Tastevinage aims to provide consumers around the world with a guarantee of quality for Burgundian wines. For publication in the week starting 25 June 2018.
Burgundy is one of the most beautiful but complicated wine regions in the world, the result of history and a range of other factors. The region’s most prestigious wines attract some of the highest prices in the world but it can take years to understand the wines.
The Tastevinage process, introduced in 1950, consists of a test of wines from every part of Burgundy designed to select those that match the high standards associated with their appellation and vintage. Selected wines are awarded the recognition and seal of the Confrérie des Chevaliers du Tastevin, which translates as the Brotherhood of the Knights of Tastevin. Despite the name, women are permitted and the current chair of judges is Jeannie Cho Lee MW.
The award allows consumers to identify wines that because of their “integrity, personality and quality” are worthy of distinction, Tastevinage’s web site says.

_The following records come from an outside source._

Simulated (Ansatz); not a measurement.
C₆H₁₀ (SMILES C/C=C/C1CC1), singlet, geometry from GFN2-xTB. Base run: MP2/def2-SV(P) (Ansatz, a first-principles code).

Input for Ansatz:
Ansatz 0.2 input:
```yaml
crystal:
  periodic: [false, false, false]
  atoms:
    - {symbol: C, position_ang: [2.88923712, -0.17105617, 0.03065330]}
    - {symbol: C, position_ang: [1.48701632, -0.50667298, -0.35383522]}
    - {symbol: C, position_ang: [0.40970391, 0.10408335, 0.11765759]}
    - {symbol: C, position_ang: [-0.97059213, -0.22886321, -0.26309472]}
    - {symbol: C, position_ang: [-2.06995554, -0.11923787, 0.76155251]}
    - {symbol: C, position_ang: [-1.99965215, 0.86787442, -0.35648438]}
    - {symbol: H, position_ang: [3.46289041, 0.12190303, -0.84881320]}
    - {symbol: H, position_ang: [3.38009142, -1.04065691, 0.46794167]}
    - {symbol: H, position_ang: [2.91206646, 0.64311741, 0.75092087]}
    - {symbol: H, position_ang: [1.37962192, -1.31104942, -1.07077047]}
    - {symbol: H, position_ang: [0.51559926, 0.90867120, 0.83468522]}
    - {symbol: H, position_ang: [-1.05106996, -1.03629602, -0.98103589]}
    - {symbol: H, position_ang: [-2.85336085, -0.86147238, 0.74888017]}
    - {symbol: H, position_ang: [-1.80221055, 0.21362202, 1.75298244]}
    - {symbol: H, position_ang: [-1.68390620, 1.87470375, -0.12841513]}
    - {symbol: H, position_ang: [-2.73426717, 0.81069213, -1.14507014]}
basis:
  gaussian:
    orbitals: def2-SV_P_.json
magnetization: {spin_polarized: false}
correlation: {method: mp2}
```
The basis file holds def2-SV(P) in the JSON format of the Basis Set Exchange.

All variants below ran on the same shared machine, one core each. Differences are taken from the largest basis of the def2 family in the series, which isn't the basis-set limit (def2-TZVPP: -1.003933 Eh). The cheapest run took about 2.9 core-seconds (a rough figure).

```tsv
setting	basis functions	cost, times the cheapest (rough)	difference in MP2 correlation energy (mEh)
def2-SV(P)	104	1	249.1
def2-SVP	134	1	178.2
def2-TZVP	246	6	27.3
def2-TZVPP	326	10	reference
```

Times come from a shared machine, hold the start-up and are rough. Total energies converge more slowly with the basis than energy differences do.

Tastevinage offers many benefits. It is a way to help consumers understand a complicated region, a chance to recognise quality, and also more recently a way to guarantee provenance or authenticity.
The Confrérie organises two Tastevinage tastings each year, in spring and autumn, in the huge Cistercian cellar at the Château du Clos de Vougeot. September last year marked the 100th time the tastings have been held.
About 250 judges are chosen each time from connoisseurs and others with recognised palates. They are winegrowers, wine merchants, leaders of viticultural associations, brokers, winemakers, restaurateurs, government officials and knowledgeable wine lovers. Confrérie officials and journalists are also present as “disinterested observers”.
At each table a score of wines, presented with no details of the grower or négociant, are subjected to rigorous examination for two hours. The questions judges ask are precise: “Does the wine conform to its appellation and vintage? Is it typical and will it improve with age? Is it a wine I would be happy to have in my cellar and proud to serve to my friends?”
During the first Tastevinage on 28 June 1950, 133 wines were offered for judging. In recent years close to 2,000 wines are tasted, an indication of the recognition of the importance of the award.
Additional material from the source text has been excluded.